As with all Nigel Slater's books, Real Good Food is more than just a collection of great recipes; it is a delight to read as Nigel's personality, humour and joy in cooking really great food shines through. This book contains some great ideas for both the novice and experienced cook and shows what good British cooking is all about. There are some international recipes, but the focus is definitely on British food, including some long forgotten, but scrumptious dishes like Pan Haggerty. Although it has recipes to suit all seasons, it excels in the kind of food that cheers a miserable winter's day. Many recipes have a concise number of ingredients, take less time to cook than a frozen lasagne and taste how food is meant to be. Satisfying and flavoursome while earning the cook an accolade or two. I have a dog eared copy of this book from its first publishing. Since then I have given copies to friends of all ages, some of whom are cooking for the first time, others with years of experience. His techniques and tips are great, and I feel inspired to cook by flicking through the pages, even after the busiest day. While some of the recipes might not be exactly slimming, they are definitely worth the calories, particularly the Tarte Tatin of Caramelised Onions, Sausage dishes and the wonderful Baked Sea Bream with Fennel & White Wine. If you are looking for fusion food, or complicated recipes, this is not for you. If you are looking for food that is both satisfying to cook and eat, you'll love it.

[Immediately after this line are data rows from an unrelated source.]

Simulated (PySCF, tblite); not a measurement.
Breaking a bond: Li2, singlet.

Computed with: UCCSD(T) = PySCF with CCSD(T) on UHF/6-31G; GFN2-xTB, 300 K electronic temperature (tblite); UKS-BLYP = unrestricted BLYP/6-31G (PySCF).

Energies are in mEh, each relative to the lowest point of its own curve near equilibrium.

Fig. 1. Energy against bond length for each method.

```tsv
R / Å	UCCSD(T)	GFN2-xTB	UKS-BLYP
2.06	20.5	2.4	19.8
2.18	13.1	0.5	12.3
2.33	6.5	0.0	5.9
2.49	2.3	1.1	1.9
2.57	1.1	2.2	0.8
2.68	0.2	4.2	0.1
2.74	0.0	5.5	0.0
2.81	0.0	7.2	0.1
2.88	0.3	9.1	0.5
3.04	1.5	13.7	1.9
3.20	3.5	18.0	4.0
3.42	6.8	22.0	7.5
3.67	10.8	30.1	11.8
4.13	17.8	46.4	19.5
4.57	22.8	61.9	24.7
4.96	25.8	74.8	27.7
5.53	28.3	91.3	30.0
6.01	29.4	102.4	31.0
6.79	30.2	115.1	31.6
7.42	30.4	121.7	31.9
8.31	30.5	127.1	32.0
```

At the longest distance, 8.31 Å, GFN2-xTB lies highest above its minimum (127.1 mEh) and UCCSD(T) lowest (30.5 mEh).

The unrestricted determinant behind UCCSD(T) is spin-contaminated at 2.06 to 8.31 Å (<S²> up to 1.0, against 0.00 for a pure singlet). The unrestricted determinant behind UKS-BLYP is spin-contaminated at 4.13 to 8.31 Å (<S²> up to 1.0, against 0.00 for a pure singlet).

Picked up a virtually unused copy in a charity shop. This is a collection of Nige's Observer columns from the early '90s.
Like Simon Hopkinson's "Roast Chicken ...." this is arranged into short chapters by key ingredients, techniques etc ... a mixed bag from asparagus through filo pastry to winter puddings ... a little anecdote and three or four recipes for each.
Absolutely brilliant for the glut of produce from the garden or allotment, or the supermarket special offer.